Building a Telemetry Stack for The Modern Power Company
How Base Power modernized our telemetry stack to lower costs and increase observability.
Background
Base Power provides Distributed Energy Resources (DERs) on the Texas grid by managing a large fleet of home backup batteries. These resources support the grid by providing power during times of high demand.
Grid-scale batteries are seeing wider adoption due to falling battery costs and increased penetration of non-dispatchable generation such as wind and solar. Power supply and demand have to be matched at all times. For example, solar stops producing when the sun goes down which coincides with the time people arrive at home, turn on the AC, cook dinner, and plug in their EV. This has created the infamous duck curve, where natural gas peaker plants have to surge to match the increasing demand and decreasing supply. Batteries allow us to time-shift energy by charging when power is abundant and discharging when power is scarce.
Centralized grid-scale batteries must pass through a multi-year interconnection queue. Base, however, uses distributed grid-scale batteries to quickly deploy storage assets on the grid by locating batteries throughout the distribution infrastructure.
Having real-time visibility into the state of the system is a key challenge when managing a fleet of distributed batteries. To effectively operate the fleet of batteries we need to know how power flows to the home and from the grid, batteries, and optional onsite solar panels. The largest utilities in Texas participate in Smart Meter Texas, which only provides 15 minute power granularity, whereas Base has two second visibility into power flows.
Defining a Modern Telemetry Stack
Base Power interviews start with a working session. Interviewees are asked to present on how they’d design a system that’s relevant to our current challenges. This is a useful signal because it lets us see how they’d apply their knowledge to aspects of our business. My working session was to design a telemetry stack for a fleet of distributed batteries.
The main challenge is getting the data off the device attached to the member’s home and into the cloud. If we don’t have access to the member’s Wi-Fi we have to rely on often unreliable and expensive 4G backhaul. We don’t want to lose data if the network is down for an extended time or if the device loses power.
My proposal:
Store-and-forward the data locally on device, send over encrypted proto/gRPC to a service in the cloud, and then from there write to a timeseries database. On the server you can optionally enrich the data and dual-write or publish to additional subscribers that need up-to-date telemetry.
The Existing State
When I joined I learned about the state of Base’s existing telemetry system, which was written quickly in the early days of the company as a proof of concept. Our edge software is hosted on a Raspberry Pi that reads metrics from the battery over Modbus. Previously it would package those metrics into a JSON object and publish them over MQTT. An AWS IoT Core rule would then write them to AWS Timestream.

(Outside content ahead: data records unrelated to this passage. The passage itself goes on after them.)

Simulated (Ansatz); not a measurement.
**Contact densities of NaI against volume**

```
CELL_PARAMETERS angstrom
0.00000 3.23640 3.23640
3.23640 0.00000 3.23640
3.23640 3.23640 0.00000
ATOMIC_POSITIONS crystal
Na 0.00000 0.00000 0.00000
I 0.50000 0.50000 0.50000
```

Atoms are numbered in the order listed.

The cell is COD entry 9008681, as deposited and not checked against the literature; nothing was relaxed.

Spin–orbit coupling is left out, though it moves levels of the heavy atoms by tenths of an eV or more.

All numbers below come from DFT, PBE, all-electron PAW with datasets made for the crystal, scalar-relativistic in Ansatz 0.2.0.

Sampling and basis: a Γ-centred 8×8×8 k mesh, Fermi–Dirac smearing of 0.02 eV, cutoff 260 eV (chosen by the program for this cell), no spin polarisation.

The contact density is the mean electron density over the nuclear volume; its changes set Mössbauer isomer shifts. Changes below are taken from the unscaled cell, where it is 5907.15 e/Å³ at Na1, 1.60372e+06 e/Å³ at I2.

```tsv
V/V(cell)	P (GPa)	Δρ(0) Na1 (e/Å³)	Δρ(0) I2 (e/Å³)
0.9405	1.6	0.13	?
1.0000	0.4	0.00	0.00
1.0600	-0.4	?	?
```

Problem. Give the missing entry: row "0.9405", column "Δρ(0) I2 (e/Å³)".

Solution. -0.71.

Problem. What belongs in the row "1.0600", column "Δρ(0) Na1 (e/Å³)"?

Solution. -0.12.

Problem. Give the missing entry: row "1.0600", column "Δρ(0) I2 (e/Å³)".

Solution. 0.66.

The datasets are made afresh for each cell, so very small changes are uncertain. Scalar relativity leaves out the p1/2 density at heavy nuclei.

There were a number of problems with the existing stack. JSON is easy to use but has a very verbose wire format that costs a lot to send over 4G. The metrics had no interface definition or compile time checks and so could be modified by fat-fingering a key name in JSON. We were using Timestream’s single measure record format which limited us to 100 metrics per JSON message. And finally we had unpredictable and high costs from Timestream, with no cost observability to determine what was driving the cost.
The telemetry stack wasn’t ideal but worked well enough that rewriting it wasn’t our top concern, we had too many other pressing priorities. However, keeping the end goal in mind and using it to inform how we built other components of the system, we were able to do a piecemeal migration to a new telemetry stack over a 6-7 month period.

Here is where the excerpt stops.